The True Way of Training Systema

16 Oct

(a Systema home training from 2008 to illustrate the below article)

Walking and breathing: 1 step in 1 step out, 2 steps in, 2 steps out up to 10 and then back down. Changing direction of walking, spinning – freeing up the legs and feet.

As I reached 7 steps in, 7 steps out, I started going down into a lower squat position until by 2 steps in, 2 steps out, I was fully down and walking different ways in a low as possible squat position, (I will soon make a video of this systema breath walking) backwards, forwards, spinning, sideways, as well as a few rolls thrown in…

I did this until my legs felt that heaviness and softness that is characteristic of very relaxed muscles.

Then I got into push up position as my breathing was quite heavy and fast at this time, so I stood on my fists for a while recovering my normal state of breathing,.

Then to balance out my body, I did a slow push up: 20 count down, 20 count up and to finish up laid on the floor recovering my breathing and relaxing any tension accumulated.

(What follows is a Blog post I wrote in April 23rd 2008 about solo Systema training)

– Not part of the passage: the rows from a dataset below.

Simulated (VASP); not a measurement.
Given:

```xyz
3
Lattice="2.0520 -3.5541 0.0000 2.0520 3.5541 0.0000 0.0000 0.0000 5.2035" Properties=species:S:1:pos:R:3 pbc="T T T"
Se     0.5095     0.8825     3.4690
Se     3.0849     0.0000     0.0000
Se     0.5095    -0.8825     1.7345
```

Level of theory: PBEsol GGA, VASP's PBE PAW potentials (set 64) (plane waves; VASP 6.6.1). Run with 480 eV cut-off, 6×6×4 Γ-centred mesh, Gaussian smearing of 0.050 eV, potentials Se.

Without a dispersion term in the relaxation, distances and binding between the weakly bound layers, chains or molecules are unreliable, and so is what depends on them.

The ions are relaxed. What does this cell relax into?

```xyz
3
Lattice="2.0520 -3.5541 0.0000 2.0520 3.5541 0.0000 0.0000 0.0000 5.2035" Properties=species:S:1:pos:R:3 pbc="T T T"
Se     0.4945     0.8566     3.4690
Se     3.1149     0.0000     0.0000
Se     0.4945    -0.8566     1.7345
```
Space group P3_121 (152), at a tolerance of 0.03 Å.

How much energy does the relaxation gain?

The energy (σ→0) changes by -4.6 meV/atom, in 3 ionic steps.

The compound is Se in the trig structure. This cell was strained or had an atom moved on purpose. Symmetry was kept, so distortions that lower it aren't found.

How to Train Systema the True Way 

One of the most common questions ever asked by a Systema trainee is how do I train? How long? how many reps? etc. I have found through training for a few years now, that those things do not matter.
Here’s what does:

  • Fun – training should be enjoyable e.g. – overcome fears, strengthen weaknesses, Play, explore and discover
  • Simple – Do not try to make your training complex, just keep it simple, do not have too many rules or any set structures
  • Train intuitively – Train by how you feel, you will know how much you can do and for how long. Just remember these key ideas: do not feel sorry for yourself, and try to overcome your own fears, doubts and delusions.
  • Foundation is breathing – Make sure that breathing is the foundation, by which you base all exercises on. By doing this you will learn how to breath into the whole body or certain parts, to give yourself more endurance or energy and affect the levels of tension or relaxation depending on the task at hand.
  • Keep it short – Konstantin komarov has said that if you can train more than 30 mins on your own then you are doing something wrong. I think this piece of advice is important and training in a group should always be emphasized over solo training. I personally train for about 45 mins to an 1 hour depending on how I feel.

(I have since asked Konstantin about this 30 minute thing, and he said “I didn’t say that“ , “where did you read that?”. I said “on a forum” He laughed. This conversation was through a translator as I don’t speak Russian – yet. This is just another lesson, don’t believe everything you read or hear, until you experience for yourself, make your own mind up)

My opinion is still – keep training short and focused.

  • Use accelerated methods – Once you get used to certain drills, you should always challenge yourself more, each time you do them, for example: Once you can do a basic push up with a good deal of relaxation, wear a blindfold or hold a stick in your fists while you do them, or do them with one side of your body touching a wall.
  • Change the level of intensity depending on feeling – It is important to ensure your body is always growing, learning and adapting. In order for it to do this you should present it with new stimulus’s, in the form of changes in the levels of intensity.